Two battles seemingly unconnected, a million miles away from each other in terms of subject matter and yet joined together by one irrefutable fact – they are battles in which all the combatants could end up on the losing side.
The long-awaited appearance of former first minister Alex Salmond and his successor, current First Minister Nicola Sturgeon, before the committee investigating the shambolic handling of the investigation into harassment complaints against Mr Salmond lived up to the pre-match hype, and the general consensus appears to be that the match ended in a scoreless draw.
Both demonstrated why they are two of the most highly-regarded politicians in modern times – answering questions clearly, coolly and with apparent honesty, Mr Salmond for six hours and Ms Sturgeon for eight. Yet, scratching beneath the surface of their supremely polished performances, Mr Salmond failed to land a telling blow on the woman he is clearly determined to bring down, and Ms Sturgeon could not quite dispel the widely held belief that what we have heard so far falls somewhat short of the truth, the whole truth and nothing but the truth.
The committee will now tie up a few loose ends before considering the evidence it has heard and delivering its verdict some time before Scotland goes to the polls on May 6.
It became quite clear from the nature of the questioning that the verdict, when it comes, will be more reflective of the committee’s political affiliations than the reality of the mess they have been asked to unravel. It was not difficult to distinguish between the SNP members and the opposition simply by the way in which their questions were framed. Add to that a convenor who apparently found the task more difficult than she had expected, and it is difficult to imagine anything earth-shattering emerging from their deliberations.
Whatever the outcome, however, it appears that neither Mr Salmond nor Ms Sturgeon will emerge from this victorious. Yes, the verdict will come down in favour of one or the other, but there are already clear signs that the real loser will be the nationalist movement and, with it, the independence cause.
Two opinion polls on Sunday showed that support for separation has fallen below 50% for the first time for many, many months and the outcome of May’s Holyrood elections will no longer be the landslide SNP victory previously taken as a given. Whatever actually happens, the question I cannot rationalise is this – what has Alex Salmond achieved, given that he is seen by many as the man who turned independence from a pipedream into a realistic proposition? Personal vindication? Possibly. Revenge against the woman he accuses of throwing him to the wolves? Certainly. Progress along Scotland’s road to independence? Definitely not.

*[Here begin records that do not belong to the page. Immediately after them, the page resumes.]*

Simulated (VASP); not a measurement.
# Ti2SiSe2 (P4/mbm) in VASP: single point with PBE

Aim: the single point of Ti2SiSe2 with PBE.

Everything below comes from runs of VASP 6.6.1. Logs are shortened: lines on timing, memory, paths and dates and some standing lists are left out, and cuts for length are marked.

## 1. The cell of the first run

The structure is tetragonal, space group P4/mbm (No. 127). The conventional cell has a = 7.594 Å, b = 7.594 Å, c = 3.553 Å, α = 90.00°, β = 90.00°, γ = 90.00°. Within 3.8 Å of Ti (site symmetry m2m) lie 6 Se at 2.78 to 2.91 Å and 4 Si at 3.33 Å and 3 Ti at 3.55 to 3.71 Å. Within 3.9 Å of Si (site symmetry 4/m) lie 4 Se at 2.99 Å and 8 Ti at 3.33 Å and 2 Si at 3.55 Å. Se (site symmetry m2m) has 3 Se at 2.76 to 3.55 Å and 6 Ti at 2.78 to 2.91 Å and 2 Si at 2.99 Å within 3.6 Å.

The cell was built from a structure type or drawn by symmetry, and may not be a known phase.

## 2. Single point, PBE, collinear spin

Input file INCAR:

The supporting bout in this is the increasingly acrimonious dispute between the Queen in the blue corner and her grandson, Prince Harry and wife Meghan in the red corner. The fallout from the Sussexes’ two-hour TV interview with Oprah Winfrey is very much in its infancy because both sides are now settling in for a long, drawn-out war of attrition. What Harry and Meghan appear to have overlooked is that they cannot possibly win. Sure, public opinion may fall behind them as they play each of their aces – the suffocating nature of life within the royal family, the effect on their mental health of the media intrusion they claim to have endured and, when all else fails, their joker card – racism. But they are about to discover, with devastating effect, that media coverage is not a tap which can be turned on and off. They claim that their decision to relocate to America was influenced by a desire for privacy. Opening themselves up to a no-holds-barred TV interview will shatter that dream. As Harry’s mother would testify were she alive today.
From the Queen’s perspective, she has already lost. The royal family – the Firm – which she has jealously protected during nearly 70 years on the throne, has been further damaged by a row which brings into question its relevance in 21st-Century Britain.
Derek Tucker is a former editor of The Press and Journal.